One of my favorite passages in literature is from Borges’s The Aleph where he talks about this thing called the Aleph. In order to see it you have to go down a staircase to a basement and then eventually in the cracks of the staircase you can see everything in the universe all at once. I’ll just throw the quote in, sorry it’s long, but it’s one of my faves:
“On the back part of the step, toward the right, I saw a small iridescent sphere of almost unbearable brilliance. At first I thought it was revolving; then I realized that this movement was an illusion created by the dizzying world it bounded. The Aleph’s diameter was probably little more than an inch, but all space was there, actual and undiminished. Each thing (a mirror’s face, let us say) was infinite things, since I distinctly saw it from every angle of the universe. I saw the teeming sea; I saw daybreak and nightfall; I saw the multitudes of America; I saw a silvery cobweb in the center of a black pyramid; I saw a splintered labyrinth (it was London); I saw, close up, unending eyes watching themselves in me as in a mirror; I saw all the mirrors on earth and none of them reflected me…I saw the Aleph from every point and angle, and in the Aleph I saw the earth and in the earth the Aleph and in the Aleph the earth; I saw my own face and my own bowels; I saw your face; and I felt dizzy and wept, for my eyes had seen that secret and conjectured object whose name is common to all men but which no man has looked upon —the unimaginable universe.”

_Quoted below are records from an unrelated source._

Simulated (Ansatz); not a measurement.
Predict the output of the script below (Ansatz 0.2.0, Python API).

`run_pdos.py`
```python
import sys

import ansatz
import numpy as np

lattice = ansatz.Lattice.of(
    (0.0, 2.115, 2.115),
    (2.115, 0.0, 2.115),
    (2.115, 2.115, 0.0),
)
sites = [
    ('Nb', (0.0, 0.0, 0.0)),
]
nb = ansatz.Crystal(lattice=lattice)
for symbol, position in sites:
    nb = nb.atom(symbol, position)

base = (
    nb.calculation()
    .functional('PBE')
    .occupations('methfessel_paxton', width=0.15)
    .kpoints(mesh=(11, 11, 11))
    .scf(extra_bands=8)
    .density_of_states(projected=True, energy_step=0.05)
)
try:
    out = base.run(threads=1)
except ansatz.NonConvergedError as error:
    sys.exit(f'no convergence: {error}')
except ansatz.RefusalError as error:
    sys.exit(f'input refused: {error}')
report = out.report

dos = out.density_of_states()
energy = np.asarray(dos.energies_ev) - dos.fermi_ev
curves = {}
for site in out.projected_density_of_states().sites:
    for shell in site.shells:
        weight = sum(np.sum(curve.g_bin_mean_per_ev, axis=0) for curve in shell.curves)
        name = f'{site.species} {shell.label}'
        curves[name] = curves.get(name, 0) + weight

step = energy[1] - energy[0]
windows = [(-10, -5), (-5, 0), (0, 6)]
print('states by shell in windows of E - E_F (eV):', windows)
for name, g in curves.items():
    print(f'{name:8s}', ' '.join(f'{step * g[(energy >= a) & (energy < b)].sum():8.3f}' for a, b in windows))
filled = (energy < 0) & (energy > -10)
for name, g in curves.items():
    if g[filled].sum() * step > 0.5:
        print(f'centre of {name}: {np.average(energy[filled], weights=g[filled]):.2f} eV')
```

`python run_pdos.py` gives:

Why do I bring this up? And what on earth does it have to do with madeleines? Well, this weekend, I went upstate to my parents’ house–the house they built for us, the house my brother was born in and we all grew up in– for the last time. My parents have sold it and they are moving. The visit was much like every other visit, it is home after all. I remember the first time I stepped foot into my bedroom when the house was still a frame, fighting with my sister for the room with the view, even though it was the smallest. Below is a picture from my last moments in that room. This is the home that bore witness to much of my childhood, ushered me through my teenage years, greeted my visits home from college, housed me briefly in fits and spurts through my adult years.
For this visit I came wielding a knife. The house, the backdrop of my days, has enabled me to see my aleph because for so many years it was the center of my universe. So a little after midnight, I beckoned my brother and my husband to come downstairs with me to the basement where we used to play and leave a little aleph- our initials or whatever our secret mark is- for posterity on the back of the staircase. We carved for a while, each in our own reverie. Something to say we were there. I was here. I am here. Of course my brother shut the door on me, leaving me alone in the scary basement for old times’ sake.
I’m sure I will see the elusive aleph many times in my life if I’m lucky because we are all a part of it. As a way of embracing the world through food and keeping me close to what I love and for comfort from the snow that has been heaped upon New York, I attempted a French butter cake. They’re actually quite simple! You can make them lemony, orange, savory with different herbs, chocolate, poppy seed or plain. I’ve already done them a few times, once with a heavy hand on the zest, another with a heavier rosemary touch. They take 15 minutes to make. I made this batch as a warm midnight snack. Depending on how long you beat the batter you may or may not get the defining hump in the middle. My first batch was perfect, the second was a little flatter. Both were delicious. Experiment and enjoy!
Petite Lemon Rosemary Madeleines
adapted from allrecipes.com
Makes 1 dozen
- 2 eggs
- 3/4 teaspoon vanilla extract
- 1/8 teaspoon salt
- 1/3 cup white sugar
- 1/2 cup all purpose flour
- 1 tablespoon lemon zest (or orange zest)
- 1 handful fresh rosemary (2 to 3 sprigs)
- 1/4 cup butter
- 1/3 cup granulated sugar for decoration optional
Preheat oven to 375 degrees F. Butter madeleine molds; set aside. Melt butter and let cool to room temperature. In a small mixing bowl, beat eggs, vanilla and salt at high speed with an electric beater until light.
Beating constantly, gradually add sugar; and continue beating at high speed until mixture is thick and pale and ribbons form in bowl when beaters are lifted, 5 to 10 minutes. Sift flour into egg mixture 1/3 at a time, gently folding after each addition. Add lemon zest and rosemary and pour melted butter around edge of batter. Quickly but gently fold butter into batter. Spoon batter into molds about a tablespoon in each shell; it will mound slightly above tops.
Bake 14 to 17 minutes, or until cakes are golden and the tops spring back when gently pressed with your fingertip. Use the tip of the knife to loosen madeleines from pan; invert onto rack. Immediately sprinkle warm cookies with granulated sugar. Madeleines are best eaten the day they’re baked. Leftover madeleines are wonderful when dunked into coffee or tea.